From the top of the gondola the well-designed ski area offers an easily accessible beginner’s area to the left. They include an artificial surface slope, normally under the snow, which allows lessons to take place even when snow cover is poor. Just above, the Alpha button-lift provides more difficult terrain.

Most skiers turn right out of the gondola’s top station rather than left and head for the quad-chair which accesses wide and easy cruising slopes on the main mountain face. This becomes progressively steeper, and with longer descents, if you continue on to the Goose T Bar which serves classic reds like Sidewinder.
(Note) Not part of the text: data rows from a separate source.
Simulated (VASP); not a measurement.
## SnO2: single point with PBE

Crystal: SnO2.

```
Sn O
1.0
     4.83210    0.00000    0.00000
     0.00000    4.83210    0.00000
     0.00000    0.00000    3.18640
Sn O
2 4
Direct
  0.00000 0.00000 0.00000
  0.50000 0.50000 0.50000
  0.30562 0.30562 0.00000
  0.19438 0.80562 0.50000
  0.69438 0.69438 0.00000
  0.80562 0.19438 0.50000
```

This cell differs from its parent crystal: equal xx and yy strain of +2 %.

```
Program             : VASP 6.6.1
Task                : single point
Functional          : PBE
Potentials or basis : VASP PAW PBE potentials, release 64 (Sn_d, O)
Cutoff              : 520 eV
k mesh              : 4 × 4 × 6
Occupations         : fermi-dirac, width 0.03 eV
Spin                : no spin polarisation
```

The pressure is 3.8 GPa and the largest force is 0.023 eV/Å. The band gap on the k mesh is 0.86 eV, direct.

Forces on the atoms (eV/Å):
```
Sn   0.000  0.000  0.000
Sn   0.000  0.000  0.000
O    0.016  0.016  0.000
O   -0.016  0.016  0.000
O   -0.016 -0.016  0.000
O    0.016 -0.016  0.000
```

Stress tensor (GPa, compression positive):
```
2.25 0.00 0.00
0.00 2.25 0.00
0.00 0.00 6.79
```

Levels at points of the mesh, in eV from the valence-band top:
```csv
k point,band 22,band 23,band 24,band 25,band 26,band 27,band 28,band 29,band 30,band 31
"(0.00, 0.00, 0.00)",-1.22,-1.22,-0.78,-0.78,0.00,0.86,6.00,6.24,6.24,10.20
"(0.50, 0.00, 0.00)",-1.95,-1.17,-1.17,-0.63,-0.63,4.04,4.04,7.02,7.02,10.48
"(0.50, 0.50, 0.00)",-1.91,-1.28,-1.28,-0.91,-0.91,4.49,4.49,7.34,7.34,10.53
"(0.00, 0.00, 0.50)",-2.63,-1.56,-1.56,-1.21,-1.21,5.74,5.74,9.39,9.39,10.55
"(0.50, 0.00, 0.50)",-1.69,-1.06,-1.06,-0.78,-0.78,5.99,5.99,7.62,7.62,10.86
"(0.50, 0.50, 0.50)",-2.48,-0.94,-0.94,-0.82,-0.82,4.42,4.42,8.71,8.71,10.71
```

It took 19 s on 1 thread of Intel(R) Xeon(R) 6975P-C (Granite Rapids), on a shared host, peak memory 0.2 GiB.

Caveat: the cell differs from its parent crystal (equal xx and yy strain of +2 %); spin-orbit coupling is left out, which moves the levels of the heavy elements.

For more proficient skiers and boarders, some of Scotland’s best off-piste terrain can be found on itinerary runs in the Back Corries, served by the rustic Braveheart chair when open. Following the increasingly common model in the Alps, this off-piste bowl is open when conditions allow, with access from the Lemming Ridge usually the steepest and most often corniced if you are looking for an additional challenge (a kind of mini Corbet’s Couloir affect). This can usually be avoided by entering from the Switch run where there’s no vertical drop-off down to the top of the slope. Even here, the initial pitch of the slope is 45-50 degrees for the first 100m or so before easing to around a 35 degree angle. Unsurprisingly it’s most enjoyable with fresh powder, less so without.

 There is a wide range of accommodation at Fort William, ranging from simple hotels through to the luxurious Inverlochy Castle Hotel next to Nevis Range, where the celebrity guests have included Sean Connery, Elton John and Mel Gibson.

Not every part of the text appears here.